The ontology problem of thermal interpretation

[Demystifier]

TL;DR Summary

The thermal interpretation of QM contains both local and nonlocal beables. Taking the local ones for granted, I argue that nonlocal beables are either inconsistent with the local ones or consistent but superfluous.

I have already discussed the ontology problem of thermal interpretation (TI) of quantum mechanics (QM) several times in the main thread on TI. The following is supposed to be the final refined version of my argument, so I don't want it to be lost among other posts in the main TI thread. Therefore I open a new thread about it.

Suppose that Alice measures the field $\phi(x)$ at the point $x_A$ and Bob measures the field at the point $x_B$. The values of the field obtained by Alice and Bob are denoted by $\varphi_A$ and $\varphi_B$, respectively. After that Alice and Bob meet and tell their results of measurements to each other. Then they compute the product of those results, the numerical value of which is
$$\varphi_{AB}=\varphi_A\varphi_B$$
But according to TI we have
$$\varphi_A=\langle\phi(x_A)\rangle, \;\;\; \varphi_B=\langle\phi(x_B)\rangle$$
$$\varphi_{AB}=\langle\phi(x_A)\phi(x_B)\rangle$$
which implies
$$\langle\phi(x_A)\rangle\langle\phi(x_B)\rangle = \langle\phi(x_A)\phi(x_B)\rangle \;\;\;\;\; (1)$$
On the other hand, in QM (or QFT, to be more precise) in general we have
$$\langle\phi(x_A)\rangle\langle\phi(x_B)\rangle \neq \langle\phi(x_A)\phi(x_B)\rangle$$
so it seems that QM is in contradiction with TI. In other words, the nonlocal TI beable $\langle\phi(x_A)\phi(x_B)\rangle$ seems inconsistent with the local TI beables $\langle\phi(x_A)\rangle$ and $\langle\phi(x_B)\rangle$.

A possible way out of this conundrum is to take into account quantum contextuality. Perhaps the equality (1) is not always satisfied, but only at the time of measurement. And perhaps at that time the state $\rho$ is something close to $|\psi\rangle\langle\psi|$ where $|\psi\rangle$ is an eigenstate of both $\phi(x_A)$ and $\phi(x_B)$. If so, then (1) would be at least approximately valid, which might resolve the problem in the FAPP sense.

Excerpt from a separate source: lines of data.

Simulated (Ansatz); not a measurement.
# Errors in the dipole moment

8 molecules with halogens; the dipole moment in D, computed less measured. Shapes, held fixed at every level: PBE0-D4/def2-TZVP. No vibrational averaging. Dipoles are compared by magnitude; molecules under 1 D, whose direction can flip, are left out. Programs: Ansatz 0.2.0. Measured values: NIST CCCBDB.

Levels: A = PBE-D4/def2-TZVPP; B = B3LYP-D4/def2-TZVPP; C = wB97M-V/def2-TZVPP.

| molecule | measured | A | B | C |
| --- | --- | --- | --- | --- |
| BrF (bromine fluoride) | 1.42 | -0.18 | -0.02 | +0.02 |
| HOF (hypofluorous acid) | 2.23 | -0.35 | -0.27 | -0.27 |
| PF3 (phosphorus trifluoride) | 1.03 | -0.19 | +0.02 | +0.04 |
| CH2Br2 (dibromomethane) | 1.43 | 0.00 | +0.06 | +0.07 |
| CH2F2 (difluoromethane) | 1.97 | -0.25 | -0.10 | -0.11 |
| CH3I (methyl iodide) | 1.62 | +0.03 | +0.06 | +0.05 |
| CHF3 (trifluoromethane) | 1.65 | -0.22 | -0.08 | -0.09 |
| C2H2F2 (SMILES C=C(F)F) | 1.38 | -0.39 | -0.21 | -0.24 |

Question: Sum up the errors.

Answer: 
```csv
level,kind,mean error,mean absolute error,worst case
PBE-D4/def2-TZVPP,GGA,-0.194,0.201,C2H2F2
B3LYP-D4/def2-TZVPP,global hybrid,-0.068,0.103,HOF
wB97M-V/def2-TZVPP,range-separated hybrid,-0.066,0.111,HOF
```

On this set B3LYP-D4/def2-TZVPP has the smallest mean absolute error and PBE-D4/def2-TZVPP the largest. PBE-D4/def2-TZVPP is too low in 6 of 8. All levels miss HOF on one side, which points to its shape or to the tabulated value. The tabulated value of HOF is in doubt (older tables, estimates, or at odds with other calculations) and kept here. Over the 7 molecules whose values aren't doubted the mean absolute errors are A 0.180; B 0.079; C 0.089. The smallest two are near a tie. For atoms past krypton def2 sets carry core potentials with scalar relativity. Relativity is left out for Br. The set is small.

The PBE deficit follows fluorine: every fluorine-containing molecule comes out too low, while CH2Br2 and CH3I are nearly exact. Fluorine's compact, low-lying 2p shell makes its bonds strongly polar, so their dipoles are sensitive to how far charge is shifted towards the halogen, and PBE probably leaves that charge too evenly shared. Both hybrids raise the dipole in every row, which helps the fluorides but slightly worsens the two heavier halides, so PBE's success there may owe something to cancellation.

But there are problems. First, in my opinion, it is not clear how can $\rho$ in TI evolve in such a way to provide the FAPP equality (1). I have discussed this in a somewhat different context in https://www.physicsforums.com/threads/proof-that-the-thermal-interpretation-of-qm-is-wrong.970038/ . Second, even if I ignore this problem, or assume that it is somehow solved in a way I don't understand, there still remains another problem. If FAPP equalities of the form (1) are valid contextually, i.e. whenever the corresponding experiments are performed, then, in the FAPP sense, all measurements can be reduced to measurements of local beables such as $\langle\phi(x_A)\rangle$ and $\langle\phi(x_B)\rangle$. The nonlocal beables such as $\langle\phi(x_A)\phi(x_B)\rangle$ become superfluous.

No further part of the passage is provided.